Lessons From Sandy

As a New York City resident with friends living through New York and New Jersey, the past week has certainly been intense and tragic. The truth is that for my wife and I, Sandy brought days of downtime because we did not lose power or suffer any damage to our apartment or car. We feel incredibly lucky but at the same time so awful for the millions impacted by the storm. During the past week I have seen images on television and heard stories on NPR about so many heartbreaking experiences. But at the same there have been an equal amount of stories about people working together, something I saw firsthand yesterday at a church in Brooklyn where volunteers came together to help those in need and the pure quantity of donations of food and clothes (the temperature dropped dramatically the past few days) was overwhelming, filling the inside of the church. This includes stories of neighbors helping neighbors, strangers reaching out to strangers, volunteers and rescue workers putting their lives in danger to assist folks in trouble, and even politicians working across political lines, despite the election being less than a week away.

Now there has suddenly been a lot discussion in the past week about Sandy’s relationship to climate change. Even as I sit here now listening to Meet the Press, climate change is suddenly back in the headlines. New York City’s mayor Michael Bloomberg used Sandy as the impetus to make a presidential endorsement based on climate change and after years of a void in news coverage on the issue, it is once again a topic being mentioned daily in newspapers. In my view, it is time to take action, not only on climate change, but on so many other issues, using the lessons we have learned from Sandy, and other national crises in the past. We so quickly forget how we can accomplish difficult tasks when we are able to work together.

Sandy is a tragedy plain and simple, but it is also forces us to confront the new reality in which we live. We must start working together to confront this changing world, both in terms of mitigation and adaptation. I live across the street form a gas station where lines of cars have stretched miles waiting for gas. The entire southern portion of Manhattan that not only is the epicenter of world financial markets, but also home to so many artists and struggling working families was flooded and sent into to darkness for almost a week. Staten Island, the beaches of Brooklyn, and the entire Jersey Coast were completely devastated with families and communities living in a state of emergency as I type this blog post. It is time for us as a nation to realize that we must take action in regards to our energy policy, in terms of updating our infrastructure, and in addressing the manner in which we produce and consume goods.
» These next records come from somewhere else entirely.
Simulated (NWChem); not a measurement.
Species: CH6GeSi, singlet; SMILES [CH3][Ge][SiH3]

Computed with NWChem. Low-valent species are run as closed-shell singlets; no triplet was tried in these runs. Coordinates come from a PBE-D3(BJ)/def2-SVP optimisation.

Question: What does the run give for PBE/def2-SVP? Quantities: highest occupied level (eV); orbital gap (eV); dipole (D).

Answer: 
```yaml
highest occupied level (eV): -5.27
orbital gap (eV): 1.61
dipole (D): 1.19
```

Whether or not you want to label the increase in extreme weather occurrences throughout the world, including hurricanes, droughts, and floods, as climate changes is not something I will address in this post. The important takeaway is for people to start coming together in order to assure that we are better prepared in the future to deal with this new reality. If we can do it in times of crisis then we should be able to come together when the waters have receded and our communities are in the process of recovering. If we go back to partisan bickering and we act like Sandy was just a freak storm (occurring 14 months after Irene and 12 months after an October blizzard) then I fear we will look back in 50 years on Sandy as a mild beginning to a world where extreme weather becomes the norm.